Categories
Clean your input data well
Input data is the foundation of your spreadsheet, so pay serious attention to clean it properly. If possible, clean it in such a way that it becomes an automated process for the next time you use the same spreadsheet.
Check your input sources
Does the following situation sound familiar to you?
Your spreadsheet has several input sources, from different systems, and the format of this data is different for each system. The data received seems to be incomplete, and it also includes a lot of duplicates. One system uses points for decimals, the other uses commas. It contains complete tables that are of no use to you at all, and the date used is 11.03.2018, does this mean 3 November 2018 or 11 March 2018? So many issues and the deadline for your data analysis is tomorrow…
Most Excel users dislike the process of data cleansing and prefer to start their analysis straight away, but don’t underestimate the importance of clean input data! No matter how much pressure there is from your organization to deliver the analysis quickly.
Quick wins in the data set
Often there is a lot you can do in the dataset itself to prepare it for analysis: replace points with commas, delete lines, delete duplicates, etc. Please note: a manually modified dataset is very difficult to validate by controllers and accountants. The connection between the original input data and the modified “Excel source data” is a well-known frustration. So, when possible, clean your data using formulas and reserve separate tabs for the original source data (1 source, 1 tab) and the final, clean input data.
Do not import more than necessary
Do you get more information from your input source than you actually need? Don’t burden your file with it. Imported tables that you don’t use shouldn’t be included in your spreadsheet. If possible, run the export scripts of other systems in such a way that they don’t export useless, additional columns. At the very least, make sure that the tab with the clean input data does not contain the unnecessary data.

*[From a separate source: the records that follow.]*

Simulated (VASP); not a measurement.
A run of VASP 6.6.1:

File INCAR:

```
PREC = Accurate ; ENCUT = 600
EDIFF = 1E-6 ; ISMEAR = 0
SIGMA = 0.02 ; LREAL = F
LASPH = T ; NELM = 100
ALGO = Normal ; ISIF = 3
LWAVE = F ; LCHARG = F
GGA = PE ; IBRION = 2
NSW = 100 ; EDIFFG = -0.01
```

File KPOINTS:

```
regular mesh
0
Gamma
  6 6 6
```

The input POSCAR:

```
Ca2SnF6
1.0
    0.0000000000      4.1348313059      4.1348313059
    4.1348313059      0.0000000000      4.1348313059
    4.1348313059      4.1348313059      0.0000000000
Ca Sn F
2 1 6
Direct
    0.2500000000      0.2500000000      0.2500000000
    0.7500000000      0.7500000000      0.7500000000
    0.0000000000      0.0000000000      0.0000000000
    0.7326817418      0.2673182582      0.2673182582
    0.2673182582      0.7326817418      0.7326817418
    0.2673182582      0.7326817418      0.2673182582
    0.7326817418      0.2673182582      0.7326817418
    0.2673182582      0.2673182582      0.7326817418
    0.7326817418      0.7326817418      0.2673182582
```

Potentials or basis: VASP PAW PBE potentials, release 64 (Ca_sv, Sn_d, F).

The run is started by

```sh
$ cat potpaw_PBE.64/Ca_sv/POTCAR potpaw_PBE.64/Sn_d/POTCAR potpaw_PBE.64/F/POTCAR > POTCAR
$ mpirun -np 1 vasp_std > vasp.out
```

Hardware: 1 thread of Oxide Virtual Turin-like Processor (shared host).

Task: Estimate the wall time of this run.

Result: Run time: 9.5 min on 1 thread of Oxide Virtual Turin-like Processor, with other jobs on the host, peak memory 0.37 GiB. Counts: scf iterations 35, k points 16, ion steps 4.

Are numbers recognized as numbers?
In some import files numbers are not recognized as such in Excel. Figures remain text fields, with all kinds of annoying consequences for more complex analyses. A one-time trick is to select the column in question and convert it to numbers via the menu Data-> text to data (don’t ask us why it works, but it works). You will have to do this trick over and over again and then you will have to deal with the verifiability issues again. Fortunately, there is the formula, =NUMBERVALUE(A2), which helps you indicate which symbol is used for decimals in the source.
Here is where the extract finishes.